“The Playboy Club” closes due to ratings, ad pressure

It should come as no surprise that NBC canceled the universally panned “The Playboy Club,” after only three episodes.  NBC cited ratings that descended disastrously from 5 million viewers to 3.2 million for Monday’s episode.

“I’m highly disappointed,” said Local 476’s Mark Hogan, whose members numbered from 125 to 200 working on the show, which employed another 50 from other unions. Through episode four, 70 local actors had been hired for the AFTRA series. 

The local AFTRA office estimates the number of actors should be close 100 by the time it receives the figures for all six episodes.

“Fox Television spent millions of dollars on the sets,” says Hogan, “which was a beautiful showcase for our talented workers and it was mindboggling what they turned out.”

The Chicago Film Office’s Rich Moskal says that another $16 million, or approximately $2 million per episode, would have been spent if the series had continued through the end of the year.  He concedes that losing the rest of the series is “a hit.”
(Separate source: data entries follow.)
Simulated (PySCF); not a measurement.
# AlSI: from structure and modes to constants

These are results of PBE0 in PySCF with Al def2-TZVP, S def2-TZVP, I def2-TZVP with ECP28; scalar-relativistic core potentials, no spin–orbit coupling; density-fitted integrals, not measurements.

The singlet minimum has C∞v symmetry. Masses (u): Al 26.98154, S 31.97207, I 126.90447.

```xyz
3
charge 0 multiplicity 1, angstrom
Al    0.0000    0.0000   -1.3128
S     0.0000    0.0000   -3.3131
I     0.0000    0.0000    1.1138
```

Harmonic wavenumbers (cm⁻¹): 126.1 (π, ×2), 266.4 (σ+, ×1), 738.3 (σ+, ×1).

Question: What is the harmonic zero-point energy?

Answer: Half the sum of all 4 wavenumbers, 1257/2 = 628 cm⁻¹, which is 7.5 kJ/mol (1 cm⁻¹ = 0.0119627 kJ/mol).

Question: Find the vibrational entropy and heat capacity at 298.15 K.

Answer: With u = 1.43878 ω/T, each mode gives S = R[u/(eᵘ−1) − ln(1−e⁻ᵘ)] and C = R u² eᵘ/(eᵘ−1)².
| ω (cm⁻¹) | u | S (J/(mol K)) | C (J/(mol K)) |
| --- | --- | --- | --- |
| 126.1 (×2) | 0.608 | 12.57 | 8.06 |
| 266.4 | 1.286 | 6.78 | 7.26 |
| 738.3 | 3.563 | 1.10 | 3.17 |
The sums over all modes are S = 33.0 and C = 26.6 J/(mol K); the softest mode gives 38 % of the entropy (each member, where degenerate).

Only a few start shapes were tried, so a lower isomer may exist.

Six “Playboy Club” episodes have been completed at Cinespace stages and when the last day of episode six is finished this week, “then it’s over,” Hogan adds.

Amber Heard of The Playboy ClubThe show starred Amber Heard and Eddie Cibrian in a 1960s-set story about the Chicago Playboy Club and the bunnies and men who loved them.

Ratings dropped to 1.2 in the coveted 18-49 demos

According to The Hollywood Reporter, “Playboy Club’s” underwhelming ratings attracted 5 million viewers and a 1.6 rating in the advertiser-coveted adults 18-49 demographic. The second episode tumbled 19%, luring only 3.8 million viewers and a 1.3 in the demo.  Its most recent episode dropped even more, attracting 3.2 million viewers and a 1.2.

Ratings and badly conceived scripts weren’t the only factors involved in the series’ demise.  It faced an almost immediate backlash as the Parents Television Council called for a boycott and urged sponsors to pull out.

Seven advertisers exited the series in the series’ second week, after PTC president deemed the show a “commercial disaster” and called for the network to cancel the “degrading and sexualizing program immediately.”

The PTC targeted the show from early on for objectifying and degrading women since NBC ordered it to series in May.

Showrunner defends show’s concept

Showrunner/co-writer Chad Hodge downplayed the controversy after Gloria Steinem called for a boycott and NBC’s Salt Lake City affiliate refused to air it.

“I think there’s a perception of the show that’s false,” he said. “There are different brands of feminism and I don’t think it should be boxed into any one version.”

“I think there was a perception that we were trying to do something politically ambitious or make a statement or make this a show about empowering women, which sounds super boring to me. That sounds like a documentary, which this certainly is not. This is more like ‘Chicago,’ ‘Moulin Rouge’ and ‘All That Jazz,’ ‘Desperate Housewives.’ This is a fun, sexy soap,” he added.